Ucluelet Local Food Society’s Lorna Watson, centre, celebrates the opening of Ucluelet’s first community garden last spring. The District of Ucluelet received CBT grant dollars in 2017 to help develop the garden project located at Edna Batchelor Park. (Westerly File Photo)

Community funding opportunities open up for local nonprofits

Clayoquot Biosphere Trust granting streams and Co-op Community Spaces are accepting applications.

The Clayoquot Biosphere Trust’s annual granting cycle is underway.

Multiple granting streams are available for local projects that boost the Clayoquot Sound Biosphere Region, and a full rundown of funding opportunities can be found at clayoquotbiosphere.org/discover-our-grants/.

Applications for grants up to $5,000 in the Arts & Culture, Youth & Education, Community Development, Research & Education streams are due Feb. 28. Funding proposals in the Vital Grants and Biosphere Research Award categories are due Mar. 7.

“It’s exciting to see organizations and communities working together to achieve all aspects of sustainability. We’re looking for ideas to come forward from communities, organizations, and individuals,” said the CBT’s executive director Rebecca Hurwitz.

In 2018, the CBT provided over $245,000 in grants to more than 60 projects and scholarships, notes Hurwitz.

“We have a similar budget for this year,” she said.

Vital Grants, a new stream of partnership funding that was launched last year to address regional priorities and complex challenges, will once again be offered.

“We’re really excited to offer that program again this year. Last year we had four awards and we’re expecting a similar number of awards this year with an $80,000 budget,” said Hurwitz.

We’re focusing on partnerships because we believe it’s important for folks to work between communities, between organizations, and between cultures in order to address our greatest needs.”
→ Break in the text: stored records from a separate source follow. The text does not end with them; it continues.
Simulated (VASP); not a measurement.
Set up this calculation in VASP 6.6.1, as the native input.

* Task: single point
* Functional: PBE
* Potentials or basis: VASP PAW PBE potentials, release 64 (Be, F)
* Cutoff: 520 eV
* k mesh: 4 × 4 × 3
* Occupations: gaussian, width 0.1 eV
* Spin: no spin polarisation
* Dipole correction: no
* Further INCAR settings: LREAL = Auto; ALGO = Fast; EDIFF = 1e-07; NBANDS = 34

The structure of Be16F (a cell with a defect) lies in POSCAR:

CBT will also launch a new stream of funding in the spring called ‘Neighbourhood Green Grants’, according to Hurwitz.

“It will build on the success of the Neighbourhood Small Grants funding and apply that to a environmental sustainability focus.”

Co-op Community Spaces is now accepting grant applications from registered nonprofits or charities interested in building new green spaces, community gardens, interpretative centres or playgrounds for their neighbourhood.

Capital funding between $25,000 and $150,000 is available per project. Community Spaces funding categories include Recreation, Environmental Conservation, and Urban Agriculture.

“It’s free money. There is $2 million worth of funding to be had. For example, Victoria won $75,225 for a floating boardwalk,” said Ucluelet Co-op general manager Laurie Gehrke, adding that Victoria applied in the Environmental Conservation category.

The Swan Lake Christmas Hill Nature Sanctuary in Victoria is home to many native plants and animals and features more than 1,000 feet of floating boardwalks, which are used as outdoor classrooms, notes the Community Spaces website. The Nature Sanctuary installed a new aluminum boardwalk to increase safety and allow the organization to deliver more educational services.

“We encourage anyone in our communities that run a nonprofit organization that fall into those funding categories to apply,” she said.

“We’re encouraging everybody. Get on [the website] and start writing your grant now.”

Qualified organizations are encouraged to visit communityspaces.ca to apply.

Deadline for grant submissions is Mar. 1, 2019.